Tuesday, December 29, 2009

Meditations on Women's Faces and Difficulties Thereupon

How do we represent the faces of women? Are we culturally bound to try to duplicate what pleases our eye thinking that it will please the eyes of others? But isn't it culturally different when we compare standards of beauty?

The Illustration Art blog has a discussion on the difficulty of protraying women's faces, along with a number of fairly current examples of comic art (and one illustration piece) to give us visuals to discuss.

Comparing comics alone from the 1950's to today should point out just how different the make up that is generally accepted is, not to mention hair styles. How many lines can you put on a woman's face before she looks like she has crow's feet? Well, the answer is, how old is your character supposed to be?

My wife hates it when i put heavy shadows on my female character's faces, and my arguement is thus: if the men have heavy shadows on them, it will look awfully weird to not have shadows on the woman's face. If i am doing nothing by drawing beautiful women in the mid-20's then perhaps I should be drawing nothing but very idealized features with minimal shadows. But to do so leaves the reader with a far more vaccuous presence: you're not allowing the female characters to participate as fully in the story by making them always be beautiful and well lit. Screw that. Let them get hit by shadows and be a part of things. Life in not built around standing pretty and looking pretty, and the characters shouldn't be stuck in that role either. Besides, some of the sexiest stuff that i've ever seen in both illustration and photography has features hidden in shadow, cheekbones or lips lurking beneath the darkness.

If your character is a woman in her 30's or 40's, both of whom has basically vanished from both your movie screen and TV set, then its likely she has a few wrinkles and its up to you as the artist to show that. And make it work.

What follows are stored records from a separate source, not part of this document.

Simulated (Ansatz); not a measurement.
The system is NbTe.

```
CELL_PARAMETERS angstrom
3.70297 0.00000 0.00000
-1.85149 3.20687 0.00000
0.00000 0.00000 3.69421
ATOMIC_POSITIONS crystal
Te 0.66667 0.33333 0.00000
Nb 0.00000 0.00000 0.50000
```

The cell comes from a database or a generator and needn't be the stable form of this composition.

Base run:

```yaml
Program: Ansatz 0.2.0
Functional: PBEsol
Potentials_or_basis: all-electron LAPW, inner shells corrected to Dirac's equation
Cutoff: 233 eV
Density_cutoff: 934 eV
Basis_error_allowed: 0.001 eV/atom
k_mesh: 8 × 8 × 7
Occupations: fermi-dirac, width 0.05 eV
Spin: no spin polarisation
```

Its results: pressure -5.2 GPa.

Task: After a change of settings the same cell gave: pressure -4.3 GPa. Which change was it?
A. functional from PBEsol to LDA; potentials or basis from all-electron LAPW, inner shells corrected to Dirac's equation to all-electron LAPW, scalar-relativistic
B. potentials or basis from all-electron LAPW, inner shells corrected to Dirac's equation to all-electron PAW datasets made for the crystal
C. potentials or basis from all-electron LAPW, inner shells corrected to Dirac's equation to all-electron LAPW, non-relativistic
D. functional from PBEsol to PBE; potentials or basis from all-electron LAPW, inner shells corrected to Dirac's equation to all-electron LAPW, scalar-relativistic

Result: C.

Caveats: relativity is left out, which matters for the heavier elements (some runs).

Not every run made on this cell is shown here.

Besides, it was only 100 years ago that Charles Dana Gibson was drawing some of the most beautiful idealized women of his time, and creating them out of linework!

The beauty and intelligence of this woman have been captured for an entire century, and through beautiful use of delicate lines the structure of her face is delineated, including her cheekbones. That this very linear style has fallen out of favor says something about our media (what will and won't reproduce) as well as art tools being used.

Could Leonard Starr have created a number of delicate sweeps of a crow quill to further render his artwork? I've no doubt, but it wouldn't have played in the newspaper reproduction room, so Starr, just like Caniff, developed a style that could reproduce well. Within comics, there was a distinct shift in ability to print line work when the metal plates started to get thinner and thinner before being replaced by plastic ones in the late 1970's. Vinnie Colletta's Thor linework simply wouldn't have been reproducable only a decade later, let alone Gibson's.

Here's your homework: find a way to produce emotion on the face of a 17 year old girl. How many lines do you have to do that? And still make her look 17? A quiz will follow later! Class dismissed!


Saranga said...

I'm not an artist and wouldn't know where to start when drawing anyone.
With that in mind, my comments are such:
Surely an artist should be producing honest work that depicts emotion and characters with depth, and as you pointed out, if you treat male and female characters differently because to include lines will make the women less hot, this becomes not only a sexist move but makes for a bad piece of work, because the female characters will be stale and like plastic mannequins.

I didn't know about the reproduction techniques, thanks for including that. Still, even with the use of less lines artists could still portray characters at different ages, right? So there must be other techniques, which I don't know, because I'm not an artist.

inkdestroyedmybrush said...

there are other ways, but they usually require subtlety and that is typically in short supply around comics, and sometimes even around illustration. The use of color can convey the change in a woman's face sometimes better than lines. I just think that too many people buy into the old line that you age a woman's face 5 years for each line you use.

bellatrys said...

Hear, hear! If you're inking in the more modern, "rough" brushwork style that essentially is a resurrection of 1920's illustrative styles particularly beloved of illustrators of stuff like Tarzan, you can also get the shadows and angles of faces without the thin lines that can look scratchy and "aged" as well. But Gustav Dore (or rather, his etchers/inkers!) also managed to get both softness and spiky sculptured effects from the same array of multitudes of very fine lines....

What it is, is (at best) laziness by artists who don't want to go to the trouble of drawing bone structure, and at worst, don't want to look at *actual* women (instead of photoshopped fashion plates) who - surprise, surprise! - have as much variation and prominent bone structure as men do.

But then, I was trained in life drawing classes, not drawing-from-airbrushed-fashion-mags classes...

Inks said...

Hey, great post, very well written!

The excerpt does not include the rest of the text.